He wants us to trust that a 400-ml bottle of liquid is dangerous, but transferring it to four 100-ml bottles magically makes it safe. He wants us to trust that the butter knives given to first-class passengers are nevertheless too dangerous to be taken through a security checkpoint. He wants us to trust the no-fly list: 21,000 people so dangerous they’re not allowed to fly, yet so innocent they can’t be arrested. He wants us to trust that the deployment of expensive full-body scanners has nothing to do with the fact that the former secretary of homeland security, Michael Chertoff, lobbies for one of the companies that makes them. He wants us to trust that there’s a reason to confiscate a cupcake (Las Vegas), a 3-inch plastic toy gun (London Gatwick), a purse with an embroidered gun on it (Norfolk, VA), a T-shirt with a picture of a gun on it (London Heathrow) and a plastic lightsaber that’s really a flashlight with a long cone on top (Dallas/Fort Worth).
http://www.schneier.com/crypto-gram-1204.html
The Fourth Amendment reads:
The right of the people to be secure in their persons, houses, papers, and effects, against unreasonable searches and seizures, shall not be violated, and no Warrants shall issue, but upon probable cause, supported by oath or affirmation, and particularly describing the place to be searched, and the persons or things to be seized.
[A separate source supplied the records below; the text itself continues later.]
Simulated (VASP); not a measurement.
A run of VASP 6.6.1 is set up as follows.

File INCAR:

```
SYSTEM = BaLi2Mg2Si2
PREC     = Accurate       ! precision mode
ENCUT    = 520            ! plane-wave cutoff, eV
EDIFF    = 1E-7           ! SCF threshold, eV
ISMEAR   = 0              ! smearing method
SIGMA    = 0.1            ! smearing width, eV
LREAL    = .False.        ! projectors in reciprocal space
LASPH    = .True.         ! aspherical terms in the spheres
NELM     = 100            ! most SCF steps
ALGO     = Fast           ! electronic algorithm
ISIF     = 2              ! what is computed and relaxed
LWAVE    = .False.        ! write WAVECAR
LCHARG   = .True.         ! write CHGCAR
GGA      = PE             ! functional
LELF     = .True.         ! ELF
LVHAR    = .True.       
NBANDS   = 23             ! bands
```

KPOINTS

The fact that searches are both random and broadly applied makes it clear that there is no probable cause. “Enhanced pat-downs” are especially egregious: What would otherwise be considered sexual assault and a gross violation of our rights is legitimized and mandated in the name of security. Being unconstitutional, these searches are, in my opinion, illegal and criminal.
The Norton vs. Shelby County decision (1886) found that “an unconstitutional act is not law; it … (is) inoperative as though it had never been passed.”
Legal status aside, this is not security, it is security theater. Any terrorist would simply have to get a job as an airport employee, or send a bomb via the rarely-screened air mail, or find any of the innumerable other weak links to exploit. Responsibility and liability for security should fall on the airports and airlines themselves.
In 1775, Benjamin Franklin wrote, “They who can give up essential liberty to obtain a little temporary safety, deserve neither liberty nor safety.”
When crossing a TSA checkpoint, you may have nothing to hide, but you do have something to protect — your innate and constitutionally-guaranteed right to your life and liberty.